I tried this method at first, but later I found that I actually needed a 2D fitting result. The attached solution can only tell me the relationship between "x" and "z", but none of the business of "y". Maybe I need to resortma to matlab.

thanks for your help

Fan CG wrote: I tried this method at first, but later I found that I actually needed a 2D fitting result. The attached solution can only tell me the relationship between "x" and "z", but none of the business of "y". Maybe I need to resortma to matlab.

Perish the thought!

You can do regress in two dimensions:

thank you very much, Fred

I m not skillful at 2D fitting on mathcad platform.

your method gives a new commer a lot of help, and it can give excellent fitting results like following.

but actually what i want to do is more like parameter estimation, or, in other words, using a known or proposed, relatively simple mathematic expression to fit experimental data, and finally to obtain a experiment correlation, not only using a complex polynomial to get very good approximations.

according to your solution, I used some codes from help file to extract the coefficients(see attached), and found that when a satisfied result is obtained, the fitting precision will be at least no less than 5. This will make the final polynomial complex.

Thank you Harvey

your idea is very close to mine, I failed at using minimize function.

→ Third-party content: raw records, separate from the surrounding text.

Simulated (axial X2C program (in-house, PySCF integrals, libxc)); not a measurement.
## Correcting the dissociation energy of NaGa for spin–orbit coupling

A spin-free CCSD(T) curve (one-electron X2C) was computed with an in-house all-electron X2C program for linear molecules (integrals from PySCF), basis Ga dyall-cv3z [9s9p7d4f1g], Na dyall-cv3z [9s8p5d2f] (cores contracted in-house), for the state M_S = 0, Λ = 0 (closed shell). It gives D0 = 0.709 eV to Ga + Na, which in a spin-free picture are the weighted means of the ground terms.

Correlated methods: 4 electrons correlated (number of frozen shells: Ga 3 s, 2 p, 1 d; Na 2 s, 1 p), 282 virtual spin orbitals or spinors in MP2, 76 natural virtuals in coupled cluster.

but I m not sure which verion of mathcad you are using.

coz I can only read the first part of your solution

when you began to convert data to multidfit form for final fit of C, it was reported by my mathcad14 that "multdfit" is an undefined fuction.

I will study your solution tomorrow morning, now it is too late, I have to throw myself onto my bed

I'm using version 15. I tried sending a pdf file so you could at least see the results, but the upload seemed to stall.

Instead, here's a snip of the results.

I used your method with the function I showed and got nearly the same results as multidfit. Your program for getting the residuals was the piece I was missing for using minerr. I've been struggling how to do that. Thanks.

according to your calculation, I think I should change my model at first, then continue the fitting. thx, I will look up some paper and have a try.

and BTW, I should divide the Y-values by 100, but I forgot

I looked through some paper, and modified the objective function.

and modified the units of y and z

as your prediction, the fitting results are much better than old versions. see following figures

The trend of data has been obtained, but the residuals at low Y values are still not very good.

Are there any better methods to improve the results?

should I add items like sin(x) or cos(x) into the objective function?

Are there any better methods to improve the results?

If you mean alternative fitting methods, no. What you have is the least squares solution. There are alternative criteria for what constitutes "best fit", but all you will get is a "better" fit in some places traded off against a "worse" fit in others. The problem is that you only have 4 degrees of freedom (i.e. 4 parameters) for a fit in 2 independent variables.

should I add items like sin(x) or cos(x) into the objective function?

You need more degrees of freedom, but I don't think sin and cos terms would be good choices. In an earlier post you said you were after parameter estimation. If that's the case then any additional terms must be based on the physics of the experiment. That could mean terms to account for the underlying physics, or terms to account for errors in the experimental procedure (an offset term might be a good example), but they cannot just be arbitrary.

Actually, degrees of freedom are the number of data points less the number of parameters. So he needs less degrees of freedom, more parameters.

Also, models may be based on theory or not. Either way, they contain parameters which usually require estimation.

Actually, degrees of freedom are the number of data points less the number of parameters. So he needs less degrees of freedom, more parameters.

Yes, true. I misspoke

Also, models may be based on theory or not. Either way, they contain parameters which usually require estimation.

However, Fan makes it clear in an earlier post that the purpose is parameter estimation to get parameters that correlate with the experiment. I thought it was clear that my comment was in that context.